# Infeasibility and inconsistency¶

When submitting a model to LocalSolver (calling method solve), the expected result is to obtain a feasible solution, and even sometimes an optimal solution. However in some cases the returned solution can be infeasible in the sense that the current assignement of values to variables violates some of the constraints of the problem. Two solution statuses (see getSolutionStatus) are defined for these infeasibility cases:

• infeasible means that no feasible solution was found to the submitted problem but it could not be proven that no such solution exists. Maybe running a longer search would have produced a feasible solution.
• inconsistent means that the solver was able to prove that no feasible solution exists. In this case, LocalSolver offers a functionality for analyzing the causes of this inconsistency.

Note

Note that both statuses infeasible and inconsistent can also be encountered on problems where no constraint was defined. Indeed, a solution where an objective takes an invalid value is considered infeasible. For instance minimize sqrt(x) implicitly requires that x takes a non-negative value.

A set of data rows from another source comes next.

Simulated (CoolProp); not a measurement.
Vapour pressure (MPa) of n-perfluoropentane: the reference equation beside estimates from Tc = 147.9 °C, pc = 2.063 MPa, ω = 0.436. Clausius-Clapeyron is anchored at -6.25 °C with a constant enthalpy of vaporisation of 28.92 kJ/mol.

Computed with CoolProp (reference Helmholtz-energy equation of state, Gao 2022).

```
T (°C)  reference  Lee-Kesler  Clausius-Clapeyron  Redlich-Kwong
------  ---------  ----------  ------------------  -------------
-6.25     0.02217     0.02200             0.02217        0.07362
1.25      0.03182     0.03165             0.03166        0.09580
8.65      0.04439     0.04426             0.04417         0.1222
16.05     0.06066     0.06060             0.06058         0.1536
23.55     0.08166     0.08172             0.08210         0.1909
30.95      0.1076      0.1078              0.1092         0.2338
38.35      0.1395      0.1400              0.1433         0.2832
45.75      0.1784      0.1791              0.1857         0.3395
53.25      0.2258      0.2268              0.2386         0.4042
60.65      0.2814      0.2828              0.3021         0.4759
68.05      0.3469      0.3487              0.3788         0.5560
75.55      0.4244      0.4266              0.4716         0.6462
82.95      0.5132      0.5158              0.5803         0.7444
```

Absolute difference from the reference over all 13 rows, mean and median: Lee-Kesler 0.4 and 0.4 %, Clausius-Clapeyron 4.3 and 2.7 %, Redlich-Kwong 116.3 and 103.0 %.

## Analyzing inconsistencies¶

Analyzing an inconsistent model amounts to identifying a relatively small inconsistent subproblem. Such a subproblem or inconsistency core is said to be irreducible if it contains no smaller inconsistent subproblem.

The function computeInconsistency computes such a core that is to say a set of expressions (named causes) such that the problem restricted to these expressions and their descendents is inconsistent. Calling this function requires the model to be closed and the solver to be stopped. This inconsistency core is returned as an LSInconsistency object. This object can be printed in a readable form so that the user can easily spot the origin of the inconsistency. It also allows scanning the set of identified causes.

For example, the following model is inconsistent because limiting the cube of y to 250 prevents y from taking values larger than 6, which makes the constraint 3*x + y >= 20 impossible to satisfy:

function model() {
x <- bool();
y <- int(0,100);
z <- bool();
t <- int(0,100);
constraint 3*x + y >= 20;
constraint pow(y,3) <= 250;
constraint 4*z + t <= 18;
maximize x*t + 8*z*y;
}


The computation of the inconsistency core can be launched in the output function as follows:

function output() {
iis = computeInconsistency();
println(iis);
}


The resulting output on the standard console is the following:

...
Run output...
Computing inconsistency core...
Inconsistency core found with 2 causes.
Irreductible inconsistency core found with 2 causes.
2 causes in inconsistency core:
pow(int(0, 100)#1, 3)  <=  250
3  *  bool()#0  +  int(0, 100)#1  >=  20


The two constraints responsible for the inconsistency are identified and displayed. Note that expressions are identified by their type and index. It is also possible to assign names to variables in the model function:

x.name = "x";
y.name = "y";
z.name = "z";
t.name = "t";


Having defined these names the inconsistency core reads as follows:

2 causes in inconsistency core:
pow(y, 3)  <=  250
3  *  x  +  y  >=  20


In the APIs, the principle is the same.

Computing the inconsistency core is done through the compute_inconsistency method of the solver, which returns an LSInconsistency object.

This object can be converted to a string for display purposes. It is iterable, and contains the expressions in the inconsistency core.

# With ls a LocalSolver object
iis = ls.compute_inconsistency()
print(iis)

# With process a user-defined function
for expr in iis:
process(expr)


Computing the inconsistency core is done through the computeInconsistency method of the solver, which returns an LSInconsistency object.

This object can be converted to a string for display purpose with toString. Individual expressions in the inconsistency core are accessed with getCause.

// With ls a LocalSolver object
iis = ls.computeInconsistency();
std::cout << iis.toString() << std::endl;

// With process a user-defined function
for (int i = 0; i < iis.getNbCauses(); ++i) {
LSExpression expr = iis.getCause(i);
process(expr)
}


Computing the inconsistency core is done through the ComputeInconsistency method of the solver, which returns an LSInconsistency object.

This object can be converted to a string for display purpose. Individual expressions in the inconsistency core are accessed with GetCause.

// With ls a LocalSolver object
iis = ls.ComputeInconsistency();
Console.WriteLine(iis);

// With Process a user-defined function
for (int i = 0; i < iis.GetNbCauses(); ++i) {
LSExpression expr = iis.GetCause(i);
Process(expr)
}


Computing the inconsistency core is done through the computeInconsistency method of the solver, which returns an LSInconsistency object.

This object can be converted to a string for display purpose. Individual expressions in the inconsistency core are accessed with getCause.

// With ls a LocalSolver object
iis = ls.computeInconsistency();
System.out.println(iis);

// With process a user-defined function
for (int i = 0; i < iis.getNbCauses(); ++i) {
LSExpression expr = iis.getCause(i);
process(expr)
}